He is reported to have considered the six tales in The Double Shadow his best work, and they may well be. They certainly
represent a good sampling of his oeuvre. "The Voyage of King Euvoran," in which an arrogant sea king leads his full panoply
of naval might on a wild goose chase across uncharted seas, might have been recounted by Scheherazade. "The Double Shadow," in
which a sorcerer calls up an insidious evil from before human memory, is deeply Lovecraftian. "The Willow Landscape" is
a small treasure of wistful longing and, rare for Smith, virtue rewarded.

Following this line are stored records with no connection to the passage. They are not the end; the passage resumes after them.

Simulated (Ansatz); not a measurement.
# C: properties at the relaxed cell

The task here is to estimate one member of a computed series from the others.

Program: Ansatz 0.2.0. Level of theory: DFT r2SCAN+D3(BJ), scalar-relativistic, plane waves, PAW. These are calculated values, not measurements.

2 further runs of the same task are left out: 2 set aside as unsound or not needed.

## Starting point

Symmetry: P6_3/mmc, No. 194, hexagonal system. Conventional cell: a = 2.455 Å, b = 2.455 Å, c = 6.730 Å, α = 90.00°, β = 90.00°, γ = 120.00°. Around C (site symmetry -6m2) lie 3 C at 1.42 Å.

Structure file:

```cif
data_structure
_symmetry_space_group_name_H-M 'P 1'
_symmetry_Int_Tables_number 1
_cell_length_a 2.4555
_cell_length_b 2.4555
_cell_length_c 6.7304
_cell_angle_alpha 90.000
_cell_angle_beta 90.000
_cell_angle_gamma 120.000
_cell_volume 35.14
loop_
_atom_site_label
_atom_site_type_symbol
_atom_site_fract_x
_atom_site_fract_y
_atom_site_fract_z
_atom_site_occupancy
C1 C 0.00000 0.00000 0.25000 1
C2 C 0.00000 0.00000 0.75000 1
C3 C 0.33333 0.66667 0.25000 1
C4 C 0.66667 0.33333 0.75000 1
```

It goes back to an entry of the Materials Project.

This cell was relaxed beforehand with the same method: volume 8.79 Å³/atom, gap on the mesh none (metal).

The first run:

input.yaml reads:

The narrator of "The Devotee of Evil" could have been Poe himself, recording with a careful eye the unhappy fate of a man drawn
to discover what makes the darkness dark. "A Night in Malnéant" drips with thanatos, the Victorian fascination with death,
and perhaps calls up some of what Smith must have felt when his idol and the mentor of his youth, the poet George Sterling,
committed suicide. My own favourite of the six is "The Maze of the Enchanter," from which the above opening passage is
excerpted; the hunter Tiglari braves the dread labyrinth of the "half-demoniac sorcerer and scientist" Maal Dweb in a
quest to rescue his beloved Athlé. It is quintessential Smith.
Smith self-published The Double Shadow in 1933 in conjunction with the local newspaper on which he sometimes
worked as night editor. The original oversized edition of 1,000 copies was heavily contaminated by typographical errors,
which Smith painstakingly corrected himself in pencil. A few of the slips seem to have survived Wildside Press's copy
editor, but somehow those small slips made me feel closer to the author.